Rugby players' behaviour fell well short of standards expected
Although some fans may have felt Paddy Jackson and Stuart Olding could have played for Ulster and Ireland after being acquitted of rape, the sordid details of this case made such a return virtually impossible.
Both men are top flight players, they have had the honour of representing their province and country, been held up as role models for schoolchildren, revered by supporters and well rewarded for their talent and skill.
But they must also realise that such a privileged position comes with responsibilities and while it is fully recognised that they have been cleared of all charges, there is a world beyond the courtroom that viewed their conduct and explicit comments as falling well short of the standards expected of professional sportsmen.
They have both expressed their regrets following the case while Paddy Jackson said public criticism of his behaviour was 'fully justified.'
But their apologies have not been enough to save their careers at Ulster Rugby which issued a joint statement with the Irish Rugby Football Union at the weekend announcing their contracts had been revoked.
In coming to this decision, both bodies acknowledged their responsibility and commitment to the core values of the game - respect, inclusivity and integrity.
Given these values, it is difficult to see how the two men could have continued as players.
Although the head of Ulster Rugby, Shane Logan, has denied their decision was driven by sponsors, the financial implications of this case must surely have been considered along with other factors.

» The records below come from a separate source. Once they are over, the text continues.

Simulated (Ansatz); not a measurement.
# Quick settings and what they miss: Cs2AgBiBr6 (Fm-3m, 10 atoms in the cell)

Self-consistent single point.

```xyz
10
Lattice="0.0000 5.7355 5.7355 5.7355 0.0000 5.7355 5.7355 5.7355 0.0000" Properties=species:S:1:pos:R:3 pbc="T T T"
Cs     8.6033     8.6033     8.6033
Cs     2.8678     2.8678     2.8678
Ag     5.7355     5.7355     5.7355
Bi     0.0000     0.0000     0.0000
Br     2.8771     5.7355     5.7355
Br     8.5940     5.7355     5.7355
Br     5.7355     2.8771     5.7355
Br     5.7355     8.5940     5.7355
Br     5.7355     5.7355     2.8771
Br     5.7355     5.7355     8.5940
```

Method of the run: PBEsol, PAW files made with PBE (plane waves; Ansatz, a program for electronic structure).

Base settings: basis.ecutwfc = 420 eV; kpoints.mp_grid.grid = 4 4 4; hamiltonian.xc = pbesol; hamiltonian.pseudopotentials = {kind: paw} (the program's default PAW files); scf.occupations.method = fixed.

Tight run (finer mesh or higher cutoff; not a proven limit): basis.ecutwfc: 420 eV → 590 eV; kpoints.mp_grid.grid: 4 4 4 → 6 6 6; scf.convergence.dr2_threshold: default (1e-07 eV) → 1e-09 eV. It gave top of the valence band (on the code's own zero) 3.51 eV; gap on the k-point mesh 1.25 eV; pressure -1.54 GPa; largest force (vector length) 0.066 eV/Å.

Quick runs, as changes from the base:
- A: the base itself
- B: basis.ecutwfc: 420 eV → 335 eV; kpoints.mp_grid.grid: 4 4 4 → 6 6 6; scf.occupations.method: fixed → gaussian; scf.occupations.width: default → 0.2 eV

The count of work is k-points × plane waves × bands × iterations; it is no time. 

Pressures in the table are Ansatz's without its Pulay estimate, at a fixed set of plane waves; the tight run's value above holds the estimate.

As for the rugby authorities, the fact that there will now be a review within the game in Ireland to ensure core values are understood, supported and practised at every level, must be regarded as a welcome first step.
However, they should also review how this entire matter has been handled in terms of communicating with fans and the wider public.
The behaviour exposed during this case raises broader questions about attitudes in rugby which the game's leadership must be prepared to be discuss in an open way.